I have this code:
import polars as pl
cols = ['Delta', 'Qty']
metrics = {'CHECK.US': {'Delta': {'ABC': 1, 'DEF': 2}, 'Qty': {'GHIJ': 3, 'TT': 4}},
'CHECK.NA': {},
'CHECK.FR': {'Delta': {'QQQ': 7, 'ABC': 6}, 'Qty': {'SS': 9, 'TT': 5}}
}
df = pl.DataFrame([{col: v.get(col) for col in cols} for v in metrics.values()])\
.insert_column(0, pl.Series('key', metrics.keys()))\
.with_columns([pl.col(col).name.map_fields(lambda x: f'{col} ({x})') for col in cols])
Now, df.unnest('Qty')
correctly gives all columns formatted as Qty (xxx)
:
shape: (3, 5)
┌──────────┬────────────┬────────────┬──────────┬──────────┐
│ key ┆ Delta ┆ Qty (GHIJ) ┆ Qty (TT) ┆ Qty (SS) │
│ --- ┆ --- ┆ --- ┆ --- ┆ --- │
│ str ┆ struct[3] ┆ i64 ┆ i64 ┆ i64 │
╞══════════╪════════════╪════════════╪══════════╪══════════╡
│ CHECK.US ┆ {1,2,null} ┆ 3 ┆ 4 ┆ null │
│ CHECK.NA ┆ null ┆ null ┆ null ┆ null │
│ CHECK.FR ┆ {6,null,7} ┆ null ┆ 5 ┆ 9 │
└──────────┴────────────┴────────────┴──────────┴──────────┘
However, when I do the same thing for df.unnest('Delta')
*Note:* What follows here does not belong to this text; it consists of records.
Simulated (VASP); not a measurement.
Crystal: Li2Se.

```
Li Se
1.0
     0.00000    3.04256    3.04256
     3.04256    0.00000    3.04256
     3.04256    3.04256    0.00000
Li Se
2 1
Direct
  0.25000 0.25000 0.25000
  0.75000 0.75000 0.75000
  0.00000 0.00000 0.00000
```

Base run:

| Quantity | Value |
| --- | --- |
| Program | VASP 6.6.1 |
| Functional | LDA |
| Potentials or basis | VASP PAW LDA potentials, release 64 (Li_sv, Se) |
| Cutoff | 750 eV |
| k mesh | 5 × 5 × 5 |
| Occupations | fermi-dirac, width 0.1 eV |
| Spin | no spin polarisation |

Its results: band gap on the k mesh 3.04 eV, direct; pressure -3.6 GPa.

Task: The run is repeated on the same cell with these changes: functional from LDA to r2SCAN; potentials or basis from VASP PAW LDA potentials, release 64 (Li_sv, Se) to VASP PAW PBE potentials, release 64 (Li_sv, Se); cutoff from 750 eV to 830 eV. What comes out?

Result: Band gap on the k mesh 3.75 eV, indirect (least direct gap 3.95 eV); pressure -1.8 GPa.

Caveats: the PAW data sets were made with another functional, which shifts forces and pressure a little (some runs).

it incorrectly returns columns with Qty (xxx)
:
shape: (3, 5)
┌──────────┬───────────┬───────────┬───────────┬────────────┐
│ key ┆ Qty (ABC) ┆ Qty (DEF) ┆ Qty (QQQ) ┆ Qty │
│ --- ┆ --- ┆ --- ┆ --- ┆ --- │
│ str ┆ i64 ┆ i64 ┆ i64 ┆ struct[3] │
╞══════════╪═══════════╪═══════════╪═══════════╪════════════╡
│ CHECK.US ┆ 1 ┆ 2 ┆ null ┆ {3,4,null} │
│ CHECK.NA ┆ null ┆ null ┆ null ┆ null │
│ CHECK.FR ┆ 6 ┆ null ┆ 7 ┆ {null,5,9} │
└──────────┴───────────┴───────────┴───────────┴────────────┘
The values look correct, just the column names are wrong.
Am I using pl.col(col).name.map_field(...)
incorrectly? How can I fix my code so that the output becomes this:
shape: (3, 5)
┌──────────┬─────────────┬─────────────┬─────────────┬────────────┐
│ key ┆ Delta (ABC) ┆ Delta (DEF) ┆ Delta (QQQ) ┆ Qty │
│ --- ┆ --- ┆ --- ┆ --- ┆ --- │
│ str ┆ i64 ┆ i64 ┆ i64 ┆ struct[3] │
╞══════════╪═════════════╪═════════════╪═════════════╪════════════╡
?
It's more of a general Python "Gotcha" with regards to lambdas inside loops.
funcs = []
for col in "one", "two":
funcs.append(lambda: print(f"{col=}"))
for func in funcs: func()
col='two'
col='two'
col
is being set to the last value in the loop for every lambda.
The workaround is to use named params.
funcs = []
for col in "one", "two":
funcs.append(lambda col=col: print(f"{col=}"))
for func in funcs: func()
col='one'
col='two'
In your specific example:
pl.col(col).name.map_fields(lambda x, col=col: f'{col} ({x})') for col in cols
# ^^^^^^^